NEFF condemns High Court judgement in favour of Rani Group

NEFF president Epafras Mukwiilongo, deputy leader Kalimbo Iipumbu and party supporters. Photo: NEFF

The judgement was delivered in the High Court on Friday by judge Shafimana Ueitele following an interim order issued in December last year.

The court order was given to the NEFF and its followers, including its president Epafras Mukwiilongo, deputy leader Longinus Iipumbu and Michael Amushelelo.

They are prohibited from acting illegally by seeking the closure of Rani Group’s retail premises and outlets around the country.

They were also ordered to stop threatening Rani Group employees.

The verdict prohibited the organisation from engaging in any unlawful industrial action or protest, intimidation, harassment or unlawful disruption of the Rani Group’s business affairs.

Ueitele further ordered that NEFF and its members and supporters, as well as Mukwiilongo, Iipumbu and Amushelelo, be restrained and interdicted from coming within 200 metres of any of the Rani Group’s retail premises.

In a statement released by the party on Thursday, NEFF said the judgement seeks to undermine their efforts in representing oppressed workers, and stands as an affront to the principles of justice and activism.

NEFF said the court’s directive imposes severe restrictions on their activities within retail outlets across the nation.
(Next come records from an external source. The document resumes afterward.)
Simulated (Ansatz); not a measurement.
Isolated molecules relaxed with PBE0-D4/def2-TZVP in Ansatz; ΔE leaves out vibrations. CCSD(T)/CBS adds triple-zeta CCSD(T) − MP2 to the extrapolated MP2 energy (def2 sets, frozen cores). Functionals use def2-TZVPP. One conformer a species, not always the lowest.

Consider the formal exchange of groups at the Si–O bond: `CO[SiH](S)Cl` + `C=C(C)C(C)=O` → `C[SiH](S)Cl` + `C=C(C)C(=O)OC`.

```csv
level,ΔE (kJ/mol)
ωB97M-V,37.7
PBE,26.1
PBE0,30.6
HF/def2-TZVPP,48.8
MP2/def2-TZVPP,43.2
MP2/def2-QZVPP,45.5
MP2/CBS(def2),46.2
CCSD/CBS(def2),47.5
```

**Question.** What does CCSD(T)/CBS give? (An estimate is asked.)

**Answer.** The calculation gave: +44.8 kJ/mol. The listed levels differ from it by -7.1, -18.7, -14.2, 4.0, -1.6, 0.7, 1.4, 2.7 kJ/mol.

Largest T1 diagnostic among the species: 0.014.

The statement noted that NEFF’s action did not stem from a position of spite and malice but that of hatred of oppression in all its forms.

“NEFF categorically denies any involvement in unlawful activities and asserts that our primary focus is advocating for the rights and interests of the working class,” noted the statement.“Our confrontations did not amount to any physical harm of individuals, nor did they constitute the breaking down of properties, but at all times we have been seeking for dialogue, recourse and solutions,” noted NEFF.

The recent threats against businesses owned by the Rani Group were in response to the suspension of approximately 100 workers from Employee Placement Services of Namibia, an entity owned by Tsumeb constituency councillor Gotty Ndjedjela.

“The NEFF thus views the position taken by the High Court of the Republic of Namibia as cushioning oppressors and throwing the poor working people of our masses to the vultures of capitalism.”